**WARNING: THIS POST CONTAINS SPOILERS FOR AVENGERS: AGE OF ULTRON**
My initial reaction to Avengers: Age of Ultron was overwhelmingly positive. Aside from its contribution to the Marvel franchise, the film stayed true to its comic book style, witty writing, while also being equally as thrilling and compelling with great action, acting and story telling. Although I’ve only been able to see it twice, the film has left me happy and ready for more.
I think my biggest take away from the movie was the character development that they were able to include in the story line. It is very hard for a movie with so many important characters to develop any kind of deep connections between characters or for the audience to witness any significant changes. The development of Iron Man was essential to the plot line because his fear and trauma from the first alien fight fueled his need for a mechanism to protect the Earth indefinitely (Ultron). However, he was not the only one who we saw change in this film.

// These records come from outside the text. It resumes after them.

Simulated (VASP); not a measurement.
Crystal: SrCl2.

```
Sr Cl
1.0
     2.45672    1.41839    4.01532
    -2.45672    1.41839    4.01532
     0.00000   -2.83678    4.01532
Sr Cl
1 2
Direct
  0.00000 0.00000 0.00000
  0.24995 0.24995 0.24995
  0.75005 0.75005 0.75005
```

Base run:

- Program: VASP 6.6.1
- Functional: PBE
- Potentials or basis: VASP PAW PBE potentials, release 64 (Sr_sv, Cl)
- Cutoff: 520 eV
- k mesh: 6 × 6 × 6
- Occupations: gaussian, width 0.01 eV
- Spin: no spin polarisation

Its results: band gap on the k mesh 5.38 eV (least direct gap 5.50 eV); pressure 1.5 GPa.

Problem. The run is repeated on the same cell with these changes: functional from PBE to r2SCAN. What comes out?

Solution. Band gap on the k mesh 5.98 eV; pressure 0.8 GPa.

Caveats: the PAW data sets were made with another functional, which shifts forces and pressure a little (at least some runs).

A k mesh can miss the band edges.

Outside of Iron Man, the film did a good job of showing growth in Natasha Romanov, Bruce Banner, and in their relationship. The characters start off hinting at a potential romantic relationship, but before anything can really get started, Ultron makes his entrance and everyone’s a little distracted. After the effects of the Scarlet Witch’s mind games wear off, they discuss the potential of a future together. Bruce still doesn’t trust the Hulk and believes that he would be a danger to everyone, including Natasha. We then get a glimpse into Natasha’s past in the Red Room; we learn about her training and her sterilization and her own beliefs about herself and her past. And while it seems like they will be able to fall of the grid together near the end of the film, the Hulk leaves Natasha behind. It is unclear as to whether or not the Hulk’s understanding of the situation has anything to do with the decision he makes in the end, but I believe that Bruce is still set on the idea that the world would be a better place if he just disappeared. It will be interesting to see how they are able to show him develop further both as an individual character and with Natasha. Natasha, on the other hand, now has a challenge in her future after being left by Bruce. There is also a great deal of potential for her relationship with Steve to become more developed in future films as well.
The other significant character development witnessed in the film was Clint Barton’s. Hawkeye is personally one of my favorite characters in the whole franchise, and to say I didn’t see that ‘secret-family-on-the-farm-in-the-middle-of-nowhere’ plot line would be a giant understatement. But I think this really adds to his character. I feel like he is the unspoken father of the Avengers; he’s not the most powerful or the most popular, but he helps keep them all together and focused in tough times. His relationship with Pietro and Wanda really opened that side of him. It really shows when he talks to Wanda about being an Avenger, and he says “It’s my job” because he believes that he has to do whatever he can to get the job done. I loved that speech because I saw that even though he was being encouraging and leader-like, which we don’t normally see Hawkeye doing, he still retains his own character (“and I have a bow and arrow…”) and I think that’s really important to understanding his character as a whole.
The basic plot line was stereotypical to say the least and a bit predictable at times, but personally I don’t think I would have changed a thing. One of the things that makes Marvel movies so unique is that they stay true to the comic book genre even though the medium has changed. I love that about their movies, and I feel like if they keep the plot line more generic, they are able to enhance their characters and writing in different and more creative ways. The ongoing ‘language’ joke that they all shared throughout the film was another thing I love about this movie. The connections that tie whole movies together are like my guilty pleasure; I love motifs and connections like that. That’s probably why I find parodies so fascinating, especially when they’re done well (if you’ve ever seen/read The Importance of Being Earnest, I highly suggest looking up the play Travesties).
But I digress; the movie as a whole I thought was absolutely wonderful, and there is not a thing about it I would change. I could also probably write a great deal more about it, but I’ve decided to give you just a taste of my most significant ‘take-aways’.